Friday, September 20, 2024
Home » Like Uber? You’ll love the RING

Like Uber? You’ll love the RING

I used Uber for the first time a few weeks ago (I like to walk, sue me). It was jaw-droppingly awesome. I had set it up in advance, which took a few minutes, so when I needed it, I simply pressed a few buttons on my HTC (my companion’s iPhone failed in the same task seconds earlier – haha). Uber told me when to expect a driver (5 minutes) and they were right. They knew where I was and where I wanted to go. We were there in minutes. At the end, I just said “thank you” and got out. Minutes later, I got an email with my receipt.

Being an infrastructure guy, this made me consider the essence of Uber:

an incredibly efficient, global routing network that overlays commodity hardware.

In my particular case, that hardware was a giant black Tahoe.

It may seem like a slightly odd comparison, but Scality has a lot of similarities. When the RING was conceived, the customers we talked to didn’t say “we want storage.” They wanted a: “massively scalable and reliable mechanism to route users to their data.” These initial customers, typically email service providers, needed technology that could handle far more end users and data, far more efficiently than their current infrastructure.

This became an important design perspective for Scality. Support of millions of users and all their billions of small, medium, and large files became a requirement. Performance and low latency became another. Constant uptime was a third. Sort of like Uber.

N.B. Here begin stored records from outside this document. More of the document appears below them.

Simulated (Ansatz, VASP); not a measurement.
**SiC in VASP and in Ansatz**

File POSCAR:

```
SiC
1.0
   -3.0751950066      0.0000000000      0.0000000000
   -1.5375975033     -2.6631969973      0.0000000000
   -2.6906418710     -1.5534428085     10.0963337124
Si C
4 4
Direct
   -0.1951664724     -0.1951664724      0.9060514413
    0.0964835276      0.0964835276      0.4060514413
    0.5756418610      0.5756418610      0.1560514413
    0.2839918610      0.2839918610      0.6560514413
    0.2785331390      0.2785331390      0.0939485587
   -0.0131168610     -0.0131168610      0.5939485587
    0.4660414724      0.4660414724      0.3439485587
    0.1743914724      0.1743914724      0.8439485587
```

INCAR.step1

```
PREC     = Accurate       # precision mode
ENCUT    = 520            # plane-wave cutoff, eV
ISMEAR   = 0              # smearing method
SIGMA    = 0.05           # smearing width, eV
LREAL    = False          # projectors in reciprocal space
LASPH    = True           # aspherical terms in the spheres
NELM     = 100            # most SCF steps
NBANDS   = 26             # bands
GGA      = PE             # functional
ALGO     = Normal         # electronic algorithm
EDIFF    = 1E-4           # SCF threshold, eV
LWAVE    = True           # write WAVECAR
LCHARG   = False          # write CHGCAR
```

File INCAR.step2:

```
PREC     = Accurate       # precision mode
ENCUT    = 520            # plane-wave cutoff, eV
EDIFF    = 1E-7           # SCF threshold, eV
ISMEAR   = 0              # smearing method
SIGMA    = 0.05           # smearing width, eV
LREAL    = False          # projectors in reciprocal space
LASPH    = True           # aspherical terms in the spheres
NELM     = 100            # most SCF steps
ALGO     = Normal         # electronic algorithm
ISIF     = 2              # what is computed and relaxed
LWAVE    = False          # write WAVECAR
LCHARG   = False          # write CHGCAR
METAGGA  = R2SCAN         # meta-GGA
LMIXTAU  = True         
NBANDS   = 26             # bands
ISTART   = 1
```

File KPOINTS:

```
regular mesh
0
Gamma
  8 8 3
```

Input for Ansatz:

With a clear sense of the problem and the requirements, the core team built something very new. A product that used peering techniques to increase resiliency and uptime. A product that uses parallelism and scale-out techniques to offer strong performance. A product that is fundamentally built for more than a quindecillion pieces of data (look it up – I had to too) across many physical locations. All in application-level software, to better take advantage of the slew of hardware improvements emerging in performance, density, efficiency, cost.

It’s fun, and sometimes astonishing, to see the result when someone tackles a problem without preconceived limitations. Uber did just that. And so did we.